The a priori seems to be on the rise of late, especially with defenders like Richard Chappell championing the cause. According to Chappell an ideallly rational being would have access to all the metaphysical possibilites. Given that we can ideally (or coherently) conceive something we can infer that the thing in question is metaphysically possible. This is, of course, the basis for the zombie argument against materialism. Since we can coherently concieve of a zombie world (a world where there are beings like us in every physical way except that they lack conscious experience) that shows that consciousness cannot be a physical property.
The standard (Kripkean) objection to this line of argument is to try to distinguish between metaphysical and epistemic possibility. Some things that are epistemically possible (i.e. seem coherently conceivable) turn out to be impossible (a classic example is to point out that before you learn that the square root of 1,987,690.000 is 1409.855 (rounded up to the nearest thousandth) it is concievable that it be other than 1409.855 but once we find out what it is it is impossible for it to be otherwise. According to the materialist one of these things is the zombie world. While it seems that we can coherently concieve of such a world, we are actually missing some contradiction, or physical difference between our world and the zombie world and so it is not actually (ideally/coherently) concievable.
Chappell objects to this line of argument for (at least) two reasons. The first has to do with the theoretical extravagance of the materialist’s claim that the identity between (say) H2O and water is necessary. It posits an unexplained strong necessity, wheras the modal rationalist (the one who thinks that it is a metaphysical possibility that water could be other than H2O, not just an epistemic possibility) doesn’t have to posit something like this. All that she needs to posit is a single uniform space of possibilities that we describe in various ways. The materialist has to posit a space of epistemically possible worlds and a seperate space of metaphysically possible worlds. Parsimony and simplicity seem to favore that modal rationalist here.
The second is an attack on the claim that calling something a rigid designator settles the dispute. As Chappell says,
Perhaps our term ‘consciousness’ is, like ‘water’, a rigid designator. But who cares about the words? Twin Earth still contains watery stuff, even if we refuse to call it ‘water’, and the Zombie World still lacks phenomenal stuff (qualia), even if we stipulate that our term ‘consciousness’ refers to some neurophysical property (and so is guaranteed to exist in this physically identical world).
Yes it will, IF we have settled the issue in favor of Chapell’s view and we then think that we are genuinely concieving of a real metaphysical possibility. If there is a question as to whether these kinds of possibility are distinct then Chapell has done nothing more than beg the question.
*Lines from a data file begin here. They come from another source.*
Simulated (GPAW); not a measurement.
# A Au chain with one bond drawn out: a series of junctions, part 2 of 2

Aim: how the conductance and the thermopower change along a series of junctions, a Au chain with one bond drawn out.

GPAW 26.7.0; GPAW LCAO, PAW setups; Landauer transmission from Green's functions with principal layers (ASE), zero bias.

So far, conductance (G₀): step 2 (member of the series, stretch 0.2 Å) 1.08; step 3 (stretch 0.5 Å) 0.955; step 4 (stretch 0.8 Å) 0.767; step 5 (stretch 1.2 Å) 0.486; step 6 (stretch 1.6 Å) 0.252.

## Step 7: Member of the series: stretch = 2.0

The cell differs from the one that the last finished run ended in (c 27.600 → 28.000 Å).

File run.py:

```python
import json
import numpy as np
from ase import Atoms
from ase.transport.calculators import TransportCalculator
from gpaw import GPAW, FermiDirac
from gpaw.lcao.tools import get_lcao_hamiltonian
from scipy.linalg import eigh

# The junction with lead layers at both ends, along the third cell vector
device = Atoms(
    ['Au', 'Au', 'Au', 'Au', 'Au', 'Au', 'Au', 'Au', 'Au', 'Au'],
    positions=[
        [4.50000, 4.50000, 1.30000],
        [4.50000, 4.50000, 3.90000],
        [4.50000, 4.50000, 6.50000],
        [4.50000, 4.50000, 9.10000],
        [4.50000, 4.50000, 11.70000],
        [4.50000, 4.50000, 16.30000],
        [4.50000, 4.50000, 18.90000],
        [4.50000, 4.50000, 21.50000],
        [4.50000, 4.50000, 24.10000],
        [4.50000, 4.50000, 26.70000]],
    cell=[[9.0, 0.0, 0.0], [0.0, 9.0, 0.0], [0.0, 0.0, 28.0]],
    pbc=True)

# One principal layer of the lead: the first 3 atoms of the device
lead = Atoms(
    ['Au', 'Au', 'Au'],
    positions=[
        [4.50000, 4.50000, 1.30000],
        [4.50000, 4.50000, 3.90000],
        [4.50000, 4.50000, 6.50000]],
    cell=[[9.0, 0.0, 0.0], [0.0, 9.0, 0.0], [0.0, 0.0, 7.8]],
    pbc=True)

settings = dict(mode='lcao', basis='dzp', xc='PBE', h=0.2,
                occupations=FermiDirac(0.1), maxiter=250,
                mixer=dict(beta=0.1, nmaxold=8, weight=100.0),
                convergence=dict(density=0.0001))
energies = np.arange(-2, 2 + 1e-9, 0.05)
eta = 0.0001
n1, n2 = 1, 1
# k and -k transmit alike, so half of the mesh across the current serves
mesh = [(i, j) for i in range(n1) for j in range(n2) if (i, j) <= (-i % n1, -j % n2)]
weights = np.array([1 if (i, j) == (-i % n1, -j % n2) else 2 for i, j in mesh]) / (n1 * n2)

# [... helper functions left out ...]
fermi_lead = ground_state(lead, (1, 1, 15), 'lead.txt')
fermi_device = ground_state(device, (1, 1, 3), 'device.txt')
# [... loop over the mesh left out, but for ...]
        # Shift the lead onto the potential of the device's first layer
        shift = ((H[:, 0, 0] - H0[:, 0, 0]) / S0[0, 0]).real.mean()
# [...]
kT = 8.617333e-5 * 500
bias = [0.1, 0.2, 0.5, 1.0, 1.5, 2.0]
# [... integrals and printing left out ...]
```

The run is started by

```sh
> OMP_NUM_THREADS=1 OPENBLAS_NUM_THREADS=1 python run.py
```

This is evidenced when he says,
Kripke himself noticed something along these lines. While we can imagine a world where watery stuff isn’t truly water, it’s incoherent to imagine a world where “painy” stuff isn’t truly pain. To feel painful is to be painful.
Pointing out that Kripke begs the same queston as you are beging is not a way to absolve yourself of beging the question. There is a legitimate case to made that being in pain and feeling pain are in fact two seperate things. The evidence for this comes, not from a priori reflection on the nature of pain, but from evidence from cognitive science.
But suppose that you are not moved by this evidence and you still maintain that a priori analysis reveals that the zombie world is metaphysically (not just epistemically) possible. Is this a coherent position? One objection that immediately pops up is that on this view it seems that we can concieve of various possible worlds that result in contradiction. So, I seem to be able to concieve that God necessarily exists and that God necessarily doesn’t exist (or that numbers do and don’t necessarily exist). Since the claim that conceiveability entails possibility entails that God (or numbers) both necessarily exists and doesn’t exist only one of those possibilities can be a real metaphysical possibility; the other must be an epistemic possibility.
Chappell is of course aware of this objection and tries to deal with it in the post linked to above. Here is what he says,
I agree with Chalmers that the most attractive response for the modal rationalist here is to hold on to their strong position, and instead deny the… conceivability intuitions found, for example,…above. It isn’t at all clear that a necessary being, or a shrunken modal space, is coherently conceivable in the appropriate sense. The modal rationalist will want to hold that their position is not just true, but a priori. They would then expect opposing views to be refutable a priori, and hence not feature in any a priori coherent scenario. Of course, it would beg the question to merely assert: “the thesis is true and hence has no successful counterexamples”. But that is not what’s going on here. Rather, I hope to show that the modal rationalist can explicate their commitments in a way which makes clear exactly why, on their view, the meta-modal cases in question are not taken to be genuinely conceivable. If successful, this should suffice to undermine the charge of internal inconsistency or self-refutation.
The problem with this line of argument is that it commits the very ‘fallacy’ that Chappell accuses the Kripkeans of making. The strategy that he is here proposing is that of trying to show that there is some possible state of affairs that seems conceivable but which, on reflection, is not in fact metaphysically possible (i.e. that there are possibilities that (seem)concievable but are not metaphysically possible). But if there are possibilities that (seem) concievable but not metaphysically possible then we need an independent argument that the zombie world is not one of these worlds. No such argument has been given. Rather what Chappell does is to assume that it is in fact coherently concievable; but this cannot be assumed if there are any possibilities which (seem) concievable and are not metaphysically possible. Chappell’s own view commits him to there being such possibilites, so by his own view the modal argument against materialism is suspect.